A recent report that the President had rejected a strange bill containing special fund to complete a notorious money gulper called Ajaokuta Steel project should not be twisted as a bad idea. It is good for the over-all health of the economy at this time.
At a sitting of the Upper Chamber, the Senate President read the President’s letter conveying his refusal to sign into law, the bill for funding completion of the Ajaokuta Steel project.
In his letter, President Buhari told the representatives of the people that the major reason for declining assent to the Ajaokuta funding bill was a clause in the draft law to allocate a whopping one billion dollars (I billion USD) from the Excess Crude Account (ECA).
The President submitted that, “it is not the best strategic option at this time of budgetary constraints, with competing needs.” Besides, he said that as the ECA belongs to the Federation, there was a prior need to consult the National Economic Council, which involves all the states.
According to him, other stakeholders that should have been consulted were the Ministry of Mines and Power, and the Ministry of Industry, Trade and Investment.
The President noted that these inputs were necessary to create the optimal legal regulatory framework, as well as the institutional mechanism to adequately regulate the steel sector. He also made a point concerning fiscal discipline in stating that such bills seeking to make appropriation of revenue to fund public expenditure should be included in the annual appropriation bill to ensure the mandatory scrutiny by the National Assembly and relevant ministries, departments and agencies.

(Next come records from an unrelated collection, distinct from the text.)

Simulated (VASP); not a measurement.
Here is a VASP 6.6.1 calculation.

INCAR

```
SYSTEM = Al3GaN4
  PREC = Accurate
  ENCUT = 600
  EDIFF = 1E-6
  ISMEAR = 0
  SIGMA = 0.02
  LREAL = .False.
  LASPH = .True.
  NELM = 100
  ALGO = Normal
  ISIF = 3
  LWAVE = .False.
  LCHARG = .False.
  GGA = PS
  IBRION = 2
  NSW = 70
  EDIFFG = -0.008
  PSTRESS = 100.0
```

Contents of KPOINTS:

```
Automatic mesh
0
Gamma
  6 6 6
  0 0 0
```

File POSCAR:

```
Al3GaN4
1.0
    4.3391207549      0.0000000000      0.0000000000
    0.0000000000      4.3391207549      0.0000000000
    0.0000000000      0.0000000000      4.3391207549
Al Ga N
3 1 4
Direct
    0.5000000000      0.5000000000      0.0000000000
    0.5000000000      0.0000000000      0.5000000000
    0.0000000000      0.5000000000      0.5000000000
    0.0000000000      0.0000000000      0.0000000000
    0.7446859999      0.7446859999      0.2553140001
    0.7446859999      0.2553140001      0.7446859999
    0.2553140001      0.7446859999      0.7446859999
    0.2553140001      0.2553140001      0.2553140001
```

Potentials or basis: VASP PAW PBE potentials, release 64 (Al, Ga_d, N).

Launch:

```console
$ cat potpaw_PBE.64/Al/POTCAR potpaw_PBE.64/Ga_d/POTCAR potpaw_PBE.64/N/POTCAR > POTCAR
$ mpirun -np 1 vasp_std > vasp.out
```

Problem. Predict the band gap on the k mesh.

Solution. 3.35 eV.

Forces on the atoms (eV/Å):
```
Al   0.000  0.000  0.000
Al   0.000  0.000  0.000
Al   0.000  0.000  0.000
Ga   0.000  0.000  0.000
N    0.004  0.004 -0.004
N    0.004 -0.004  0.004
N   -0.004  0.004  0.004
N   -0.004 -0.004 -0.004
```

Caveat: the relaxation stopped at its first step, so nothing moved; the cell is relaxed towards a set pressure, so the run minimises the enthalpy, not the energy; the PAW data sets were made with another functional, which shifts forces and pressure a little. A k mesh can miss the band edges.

In the case of Ajaokuta, the President’s reasons are valid but if the points are taken one by one, it becomes apparent that they are but inputs by the executive, which can be considered and incorporated in the final version of the law that emerges.
The legislature should, as it is conventional, cast its net wide to involve all stakeholders in the process of lawmaking. It is that inclusion that provides the opportunity for relevant agencies of the government to contribute and advise the establishment about the status quo and extant laws.
One reason that recurred in most of the cases was duplication of functions in existing agencies. It is generally accepted that amendments to existing laws become necessary to cater for the ever-changing political and economic situation.
What is discernible from this instance is that there has been a communication gap between the executive and the legislature in the context of lawmaking for the common good.
In either case, if there is cordial relationship between the two arms of government, the differences can be resolved, in the interest of the country. The Ajaokuta Steel project is too important to be subjected to a mere letter of rejection of a funding bill by the president.
The governing party and their caucuses in the bicameral legislature should have bridged the communication gaps that have always led to rejection of many bills – sometimes for reasons that could have been taken care of with good lobbying among other policy instruments and strategy.
It is an arduous process to get a bill through committee assessment, public hearings, first and second readings to approval in plenary by each chamber.
Therefore, it is understandable that members of the federal legislature would not be happy when a bill is rejected by the executive arm. But they too should consider the economic climate of the country while making laws that will create more bureaucracies that can overstress the lean national income.
Besides, why has the angst of the legislators not galvanized them into invoking their powers to over-ride the President’s veto even once in recent time? It is ironic that members who passed bills for the welfare and progress of the nation and the citizens, including themselves, would withdraw into hibernation mode when it becomes necessary to assert their locus and status in the tripod of democratic governance.
In this, they have been failing the people who elected them. They need to do some introspection about their own consensus building mechanism? Can’t they too overcome primordial sentiments? Did the National Assembly require any further impetus for individual members to set aside partisan political considerations and act in the interest of the nation?
The Ajaokuta Bill and the seven others rejected by the President recently were passed in 2018. In this period of transition, the golden opportunity for the Eighth Assembly to engrave itself in the annals of democratic governance in Nigeria may have been lost.
Meanwhile, the executive arm and indeed the presidency should note that the nation has not witnessed robust Executive Bills to the Eighth Assembly that will round off its session in June this year. And there is a sense in which citizens can understand serial rejection of bills to mean that most of the bills rejected have been Private Member Bills, which the presidency did not know much about beyond public hearings that they hardly attend. This too is a sad commentary on national productivity and public policy development – that normally flow from provisions of robust laws.
The Ninth Assembly and the Executive arm that will be in place from May 29, 2019 should note the effects of the aforementioned low productivity on national development since 2015.